Xenia [I've not yet produced a teenager who talks much about school. How do you squeeze the information out of them?]
This.
My kids never stop talking about the stuff that interests them (or, at the moment in DD1's case, the stuff she is revising. Why she thinks that telling me all I (never) wanted to know about earthquakes is any help at all given that I didn't do geography and I have no idea whether she is telling me accurate information or made up gobgoo I do not know) but it's like getting water out of a hen's tooth to get any info out of any of them at all about actual school. Although since I adopted their policy of answering every question (such as 'what is for dinner') with 'I d'know' they have got a little better.
You make a good point about advantage. On the face of it I was very disadvantaged, but ultimately, the most important thing for me was having parents who loved me, and parents and teachers who believed in me. I also had some really good friends, a couple of whom were really quite posh, so their aspirations/attitudes were probably a factor too.
Like Yellow, I have no problem at all with academic elitism. The problem that some of us have on these threads is not the existence of such bastions of excellence as WinColl but the arrogance of the parents who send their kids there and then say such things as 'my children aren't like yours' or 'I want different things from education than you do' implying that the different thing isn't privilege additional to that bestowed by being rich and brainy (which surely should be enough?) when of course, it is.
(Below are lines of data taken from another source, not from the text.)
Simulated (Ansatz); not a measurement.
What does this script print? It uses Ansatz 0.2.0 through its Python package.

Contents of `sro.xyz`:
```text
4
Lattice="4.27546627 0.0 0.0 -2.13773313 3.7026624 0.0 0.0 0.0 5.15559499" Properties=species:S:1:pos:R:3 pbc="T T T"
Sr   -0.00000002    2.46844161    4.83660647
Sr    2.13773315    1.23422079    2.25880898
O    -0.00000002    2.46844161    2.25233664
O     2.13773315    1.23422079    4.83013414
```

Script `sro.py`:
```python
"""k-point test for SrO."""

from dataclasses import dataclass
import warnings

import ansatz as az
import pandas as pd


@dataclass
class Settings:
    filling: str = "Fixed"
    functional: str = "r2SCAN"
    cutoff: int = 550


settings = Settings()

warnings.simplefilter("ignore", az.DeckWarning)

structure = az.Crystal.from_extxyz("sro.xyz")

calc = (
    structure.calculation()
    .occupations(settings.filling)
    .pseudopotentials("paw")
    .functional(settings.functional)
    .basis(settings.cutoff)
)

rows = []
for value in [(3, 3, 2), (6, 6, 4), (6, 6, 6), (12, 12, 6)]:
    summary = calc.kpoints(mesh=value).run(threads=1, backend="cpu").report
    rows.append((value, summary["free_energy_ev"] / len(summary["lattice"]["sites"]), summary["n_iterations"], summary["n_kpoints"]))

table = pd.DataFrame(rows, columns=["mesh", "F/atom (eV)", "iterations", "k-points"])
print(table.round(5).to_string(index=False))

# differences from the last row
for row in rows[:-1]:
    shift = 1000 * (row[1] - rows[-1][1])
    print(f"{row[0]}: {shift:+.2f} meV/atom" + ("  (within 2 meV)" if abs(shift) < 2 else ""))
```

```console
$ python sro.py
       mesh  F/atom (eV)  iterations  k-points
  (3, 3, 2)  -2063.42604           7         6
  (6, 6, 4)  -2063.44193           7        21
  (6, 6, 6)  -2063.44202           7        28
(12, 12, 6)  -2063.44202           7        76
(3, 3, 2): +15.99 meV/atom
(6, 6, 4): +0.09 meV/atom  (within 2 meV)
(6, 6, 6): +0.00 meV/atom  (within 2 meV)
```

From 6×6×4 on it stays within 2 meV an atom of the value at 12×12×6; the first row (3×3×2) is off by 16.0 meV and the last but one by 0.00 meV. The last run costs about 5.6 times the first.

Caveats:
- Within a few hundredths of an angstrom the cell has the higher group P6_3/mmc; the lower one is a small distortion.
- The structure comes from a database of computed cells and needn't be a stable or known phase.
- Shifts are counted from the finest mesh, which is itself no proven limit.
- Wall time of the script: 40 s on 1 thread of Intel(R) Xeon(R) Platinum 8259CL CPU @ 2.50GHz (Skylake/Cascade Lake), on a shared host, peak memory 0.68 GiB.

Xenia why are you so obsessed with accent? Is this a northern thing? Times have changed and people really don't mind regional accents in the City any more, you know. Accent and being able to speak articulately and grammatically are of course not at all the same thing. Mind you, I firmly believe that some people are kidding themselves if they think they speak articulately based on some of the events I've attended and participated in this week.
That is something that the really posh schools do excellently well, although I think they sometimes miss the mark with their less bright kids who can be prone to bluster. But for the bright ones (ie most of them), the confidence in speaking situations is noticeable and it is something I really admire about both posh school education in this country and also the US education system.